At this point I must mention a common misconception about the spiritual worlds. When a human being is living in the spiritual world between death and a new birth, he directs his longing to our physical world somewhat as a physical human being directs his longing to the spiritual world. A man between death and a new birth expects from men on the earth that they will show and radiate up to him knowledge that can be acquired only on the earth. The earth has not been established without purpose in spiritual world-existence; the earth has been summoned to life in order that there may come into being that which is possible nowhere else. Knowledge of the spiritual worlds—which means more than vision, more than a mere onlooking—can arise only on the earth.

I said before that the beings of the spiritual worlds cannot read our books, and I must now add that what lives in us as Anthroposophy is for the spiritual beings, and also for our own souls after death, what books here on earth are for physical man—something through which he acquires knowledge of the world. But these books which we ourselves are for the dead, are living books. Try to feel the importance of these words: we must provide reading for the dead!

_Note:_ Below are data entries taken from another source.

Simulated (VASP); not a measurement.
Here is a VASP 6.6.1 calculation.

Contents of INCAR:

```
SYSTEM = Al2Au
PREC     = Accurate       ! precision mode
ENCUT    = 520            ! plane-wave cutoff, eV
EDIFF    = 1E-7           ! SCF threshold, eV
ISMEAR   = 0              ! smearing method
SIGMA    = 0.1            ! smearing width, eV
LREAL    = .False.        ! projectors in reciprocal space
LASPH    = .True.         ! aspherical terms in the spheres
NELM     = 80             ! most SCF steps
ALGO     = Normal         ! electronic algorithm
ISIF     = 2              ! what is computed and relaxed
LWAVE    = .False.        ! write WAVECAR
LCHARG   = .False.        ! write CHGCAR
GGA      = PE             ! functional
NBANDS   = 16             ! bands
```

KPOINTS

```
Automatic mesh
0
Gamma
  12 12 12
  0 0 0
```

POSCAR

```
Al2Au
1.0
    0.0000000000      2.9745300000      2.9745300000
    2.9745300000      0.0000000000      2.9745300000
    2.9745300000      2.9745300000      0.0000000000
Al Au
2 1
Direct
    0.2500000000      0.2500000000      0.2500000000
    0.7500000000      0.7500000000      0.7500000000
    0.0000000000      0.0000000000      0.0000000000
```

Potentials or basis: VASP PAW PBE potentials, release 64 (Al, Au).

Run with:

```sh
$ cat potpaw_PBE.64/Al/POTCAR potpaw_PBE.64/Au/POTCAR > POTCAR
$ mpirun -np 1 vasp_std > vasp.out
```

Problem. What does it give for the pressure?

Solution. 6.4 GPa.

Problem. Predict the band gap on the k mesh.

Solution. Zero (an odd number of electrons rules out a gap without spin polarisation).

In a certain sense our books are more long-suffering, for they do not allow their letters to vanish away into the paper while we are reading them, whereas by filling our minds with material thoughts which are invisible in the spiritual worlds, we men often deprive the dead of the opportunity of reading. I am obliged to say this because the question is often raised as to whether the dead themselves are not capable of knowing what we are able to give them. They cannot be, because Anthroposophy can be grounded only on the earth and must be carried up from there into the spiritual worlds.

When we ourselves penetrate into the spiritual worlds and come to know something about the life there, we encounter conditions altogether different from those prevailing in physical life on earth. That is why it is so very difficult to describe these conditions in terms of human words and human thoughts. Any attempt to speak concretely about them often seems paradoxical.

To take one example only, I am able to tell you of a human soul after death together with whom it was possible—because of his special knowledge—to make certain discoveries in the spiritual world about the great painter Leonardo da Vinci, particularly about his famous picture of the Last Supper, in Milan. When one investigates a spiritual fact in association with such a soul, this soul is able to indicate many things which ordinary clairvoyance might not otherwise have found in the Akasha Chronicle. The soul in the spiritual world is able to point them out, but can do so only if there is some understanding of what this soul is trying to convey. Something very noteworthy then comes to light.

Suppose that in company with such a soul one is investigating how Leonardo da Vinci created his famous picture. Today the picture is hardly more than a few patches of colour. But in the Akasha Chronicle one can watch Leonardo as he painted, one can see what the picture was once like—although this is not an easy thing to do. When the investigation is carried on in company with a soul who is not incarnate but has some connection with Leonardo da Vinci and his painting, one perceives that this soul is showing one certain things—for example, the faces of Christ and of Judas as they actually were in the picture. But one perceives, too, that the soul could not reveal this unless at the moment when it is being revealed there is understanding in the soul of the living investigator. This is a sine qua non. And only at the moment when the soul of the living investigator is receptive to what is being disclosed does the discarnate soul itself learn to understand what is otherwise merely vision. To speak figuratively.—After something has been experienced together with such a soul—something that can be experienced only in the way described—this soul says to one: You have brought me to the picture and I feel the urge to look at it with you. (The soul of the dead says this to the living investigator because of the latter's desire to investigate the picture.) Numerous experiences then arise. But a moment comes when the discarnate soul is either suddenly absent or says that it must depart. In the case of which I have just told you, the discarnate soul said: Up to now the soul of Leonardo da Vinci regarded with approval what was being done, but does not now desire the investigation to continue.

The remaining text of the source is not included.